Those were very good challenge problems as well. And I also wonder what if it would suddenly TLE on the new testdata (or maybe suddenly be wrong). Than I would score zero points? Don’t like that idea much, this problem for example I had AC and TLE for the same code, so changing the data may put it even more at risk.

betlista · August 15, 2013, 1:14am

great idea: simple and fair

and it can be used for regular problems as well and tricks to find which input your program is failing on are useless (but it will be very bad if there is wrong format in input file)

vineetpaliwal · August 15, 2013, 1:20am

@samjay : Suppose there are 10 final test case and 5 contest time test cases , then when you submit during contest it is run on all 15 test cases but you are shown score of only 5 test cases while at the end of contest it will change to score of other 10 test cases . You will not a correct answer verdict during contest if your code gave “Wrong Answer” or “TLE” or “RE” or some other problem occured .
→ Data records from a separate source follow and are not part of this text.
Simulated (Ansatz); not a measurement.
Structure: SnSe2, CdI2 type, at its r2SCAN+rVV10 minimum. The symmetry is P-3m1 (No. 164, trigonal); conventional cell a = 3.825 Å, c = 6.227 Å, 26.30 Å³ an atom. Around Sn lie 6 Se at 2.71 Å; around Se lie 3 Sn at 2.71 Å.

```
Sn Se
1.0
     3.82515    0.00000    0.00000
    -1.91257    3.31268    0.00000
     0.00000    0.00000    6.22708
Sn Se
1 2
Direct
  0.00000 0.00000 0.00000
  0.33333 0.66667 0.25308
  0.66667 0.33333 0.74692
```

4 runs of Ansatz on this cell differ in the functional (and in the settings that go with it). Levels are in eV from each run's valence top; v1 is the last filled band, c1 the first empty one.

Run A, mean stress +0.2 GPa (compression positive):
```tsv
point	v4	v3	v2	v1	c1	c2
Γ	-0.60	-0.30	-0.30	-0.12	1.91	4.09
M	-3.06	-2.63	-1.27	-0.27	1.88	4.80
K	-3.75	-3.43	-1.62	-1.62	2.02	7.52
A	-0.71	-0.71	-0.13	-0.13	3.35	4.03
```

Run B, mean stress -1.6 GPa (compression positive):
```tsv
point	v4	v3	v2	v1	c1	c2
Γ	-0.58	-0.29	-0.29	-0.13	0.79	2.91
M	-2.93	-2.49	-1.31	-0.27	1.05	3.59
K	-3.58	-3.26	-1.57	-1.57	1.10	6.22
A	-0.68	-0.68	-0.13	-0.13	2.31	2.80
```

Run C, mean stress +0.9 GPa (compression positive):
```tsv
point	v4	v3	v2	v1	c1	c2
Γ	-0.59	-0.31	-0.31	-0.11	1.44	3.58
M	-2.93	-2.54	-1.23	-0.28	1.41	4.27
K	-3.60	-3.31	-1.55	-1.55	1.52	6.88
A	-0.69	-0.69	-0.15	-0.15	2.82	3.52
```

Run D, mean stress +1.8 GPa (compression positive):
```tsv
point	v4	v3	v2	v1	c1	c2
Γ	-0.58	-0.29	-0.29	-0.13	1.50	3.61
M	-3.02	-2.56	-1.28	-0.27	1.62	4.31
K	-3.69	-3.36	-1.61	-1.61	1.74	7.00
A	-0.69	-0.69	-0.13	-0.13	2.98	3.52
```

admin · September 4, 2013, 3:46am

This may break things for those who use a command line browser or have built a command line utility to make submissions. It might also be frustrating for users to enter a captcha each time they want to make a submission. We are open to suggestions on this.

mugurelionut · September 4, 2013, 1:58pm

hm… I made all my submissions manually (for all the challenge problems so far) and I still ended up with a bit more than 2300 submissions for the August’13 challenge problem (and I did not spend all my time on the challenge problem, as I also have other things to do in my day-to-day life ). With more perseverence and dedication I guess it is possible to reach even around 5000 submissions manually. Nevertheless, a captcha would definitely slow things down a bit (as well as a higher minimum duration between submissions, which is currently 30 seconds).

betlista · September 5, 2013, 2:01pm

2300 manual submissions? What the hell? I have to learn a lot

eagle_eye · September 5, 2013, 9:38pm

6 minutes is too long to take break… it would be very boring to tackle …
@vineetpaliwal no one has as much patience as you have …I think this idea wont work
what can be done is that make strong testcases with largelimits so that they cant be recognised by submissions (assert ) + one can have difern final testcase for final result (which I completely support)